BAGHDAD – Iraq’s hopes for an oil-revenue-fueled postwar recovery suffered a sharp blow Tuesday as the foreign oil companies it counted on to help develop its vast reserves greeted the country’s first oil auction in more than 30 years with grumbles and just one deal.
Roughly a year in the making, the foreign licensing round was touted by Oil Minister Hussain al-Shahristani as a key step to boosting Iraq’s oil output to 4 million barrels a day and raking in cash the government desperately needs after years of sanctions and the U.S.-led invasion in 2003 left its economy in shambles.
But the process has been criticized inside the country from the start, and the poor showing at the televised event could offer opponents of the embattled al-Shahristani even more ammunition. It’s the kind of political unrest that helped keep the companies at arm’s length, despite a shot at 43 billion of the country’s 115 billion barrels of crude reserves.
“With this outcome, the Iraqi government becomes the desperate one,” said Samuel Ciszuk, Mideast energy analyst for London-based IHS Global Insight. “Al-Shahristani has been very focused on this round and criticized for ignoring everything else, including the easy repairs that could have been done over the past couple of years.”
From the first field offered, disputes over how much the companies would get for producing over a minimum output target cast a pall on the process.

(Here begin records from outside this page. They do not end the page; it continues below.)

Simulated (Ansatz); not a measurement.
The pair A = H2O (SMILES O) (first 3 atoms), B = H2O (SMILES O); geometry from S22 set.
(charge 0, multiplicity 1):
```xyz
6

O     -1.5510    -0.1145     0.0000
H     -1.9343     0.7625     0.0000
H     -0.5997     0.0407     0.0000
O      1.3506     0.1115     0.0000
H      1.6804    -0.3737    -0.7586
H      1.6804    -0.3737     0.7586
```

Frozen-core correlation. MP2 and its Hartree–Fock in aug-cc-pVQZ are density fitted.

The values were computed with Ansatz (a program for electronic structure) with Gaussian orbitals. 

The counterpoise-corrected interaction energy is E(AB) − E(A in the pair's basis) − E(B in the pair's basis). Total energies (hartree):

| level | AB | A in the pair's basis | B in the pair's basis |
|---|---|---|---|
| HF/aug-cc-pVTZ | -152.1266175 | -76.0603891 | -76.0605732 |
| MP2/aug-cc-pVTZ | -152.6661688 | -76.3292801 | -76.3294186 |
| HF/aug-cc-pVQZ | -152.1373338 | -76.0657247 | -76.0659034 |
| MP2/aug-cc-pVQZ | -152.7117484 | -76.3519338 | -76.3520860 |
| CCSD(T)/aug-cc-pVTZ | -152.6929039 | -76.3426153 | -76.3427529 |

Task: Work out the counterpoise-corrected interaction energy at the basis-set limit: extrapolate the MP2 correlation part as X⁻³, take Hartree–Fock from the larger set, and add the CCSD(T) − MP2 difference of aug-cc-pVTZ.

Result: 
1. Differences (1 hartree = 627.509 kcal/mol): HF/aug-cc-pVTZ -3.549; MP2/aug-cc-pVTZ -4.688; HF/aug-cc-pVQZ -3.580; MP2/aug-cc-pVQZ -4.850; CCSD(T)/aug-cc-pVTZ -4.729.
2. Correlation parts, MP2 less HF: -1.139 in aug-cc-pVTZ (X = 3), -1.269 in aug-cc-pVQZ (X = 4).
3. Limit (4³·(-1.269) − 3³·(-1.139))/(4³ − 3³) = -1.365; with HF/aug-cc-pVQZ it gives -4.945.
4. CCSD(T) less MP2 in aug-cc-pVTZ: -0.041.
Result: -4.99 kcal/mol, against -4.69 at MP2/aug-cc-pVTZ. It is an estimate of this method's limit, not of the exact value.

Under the 20-year service contracts on offer, the companies would be paid a per-barrel fee for any crude they produce in excess of a minimum production target. But the price requested by all the companies was at least twice as high – and in a couple of cases almost 10 times higher – than what the oil ministry was willing to pay.
Two oil executives from different companies at the auction complained that Iraq was offering too little money given the prevailing security risks and political uncertainty.